Advancement of tourism in a developing country primarily depends on the natural beauty and manmade infrastructure. The tourism infrastructural settings are public goods available to the public at large. The settings are facilitating and adding values to the socio-economic lives of the entire society by making an ease in the mobility of factors of production as well as supply and delivery of goods and services around the country.

Infrastructure development projects increase the mobility of people to and from the project sites and adjacent areas as well. There are flows of people all over the country from around the world in relation to the projects. The people are not only moving physically but they are moving their cultural configuration and value preference along with them. The culture of an individual cannot be isolated from him or her that is why wherever the person goes his or her culture is following. The visitors need services based on the project specifications and/or their personal interests. A well alignment of cultural configuration, infrastructural acceleration, and services composition is necessary in order to develop tourism in a developing country.

Cultural configuration consists of an individual's entire patterns of spending time in his or her life. Some individuals are quite smart in balancing their professional life and personal life as well, but some are unable to do so. Some are rigid in their cultural preference and some are quite liberal too. An individual looking quite liberal in one cultural setting may be too rigid in another cultural setting. There are culture specific compelling commitments of every professional in every part of the society. Comfortable cultural configuration within diversification contributes in the endeavor of maintaining harmony among the personnel involved in infrastructure development projects.

Tourism is one major contributor in the economy of the developing countries like Nepal. The countries are underdeveloped and they need substantial amount of resources for their infrastructure development. Poor infrastructure cannot help to make the industries competitive in global market. When developing countries put their high priority on tourism development, integrate their strategy of tourism development with the alignment of cultural configuration, infrastructural acceleration, and service composition than there is possibility of sustainable economic development.

Advancement in tourism begins with the development of infrastructure as well as service marketing. There is strong interdependence between economic development and infrastructure development in an economy. A well-established infrastructure is fueling in the economic activities by providing ample avenues for socio-economic activities. It increases actors' confidence level and also makes the supply chain as well as value delivery chain reliably efficient at one part and helps in mitigation of operational risks on the other part.

1.1. Tourism Infrastructure

Tourism infrastructure consists of the natural as well as manmade structural settings. The natural setting refers the geographic beauty and its climatic environment whereas manmade setting refers the availability of physical, operational, socio-cultural, and economic infrastructures in the country.

The Himalayas, mountains, picks, valleys, rivers, rivulets, flora and fauna as well as the flat land, lakes, lagoons, seas and oceans including the wildlife and sealife are natural things and beauties of a country. The climatic environment indicates the weather conditions and seasonal variations that are making the movement of people (un)comfortable as well.
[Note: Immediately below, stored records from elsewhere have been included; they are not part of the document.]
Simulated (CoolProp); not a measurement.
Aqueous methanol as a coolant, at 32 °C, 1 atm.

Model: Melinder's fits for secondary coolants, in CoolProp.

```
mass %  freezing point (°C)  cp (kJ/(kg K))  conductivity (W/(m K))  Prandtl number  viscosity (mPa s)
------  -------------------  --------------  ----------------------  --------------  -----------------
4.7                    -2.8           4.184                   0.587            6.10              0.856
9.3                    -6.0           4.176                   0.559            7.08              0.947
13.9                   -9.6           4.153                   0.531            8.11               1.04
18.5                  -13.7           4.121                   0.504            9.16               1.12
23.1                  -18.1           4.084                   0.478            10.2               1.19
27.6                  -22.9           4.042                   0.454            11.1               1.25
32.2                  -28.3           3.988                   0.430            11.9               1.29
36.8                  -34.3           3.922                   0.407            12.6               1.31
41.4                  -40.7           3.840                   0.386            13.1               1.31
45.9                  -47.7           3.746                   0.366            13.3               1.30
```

The manmade structural settings refer the physical infrastructure like roads and corridors, ports and airports, buildings and bridges, canals and tunnels, transmission lines and networks. Economic infrastructure covers the fiscal and monetary institutions and systems like money market, capital market, commodity market as well as banking and financial institutions. The operational infrastructures include the systems and procedures concerning transportation, accommodation, healthcare, information and communication, entertainment, security and so on. The socio-cultural infrastructure refers the religions, cultural configurations, beliefs, norms, and values inherited in the country.

Tourism infrastructure, therefore, is the totality of structural settings and systems that are facilitating the tourism regulators, service providers and the services recipients- the tourists. An integration of the national tourism policies and strategies with the structural settings is necessary for the development of tourism in developing countries.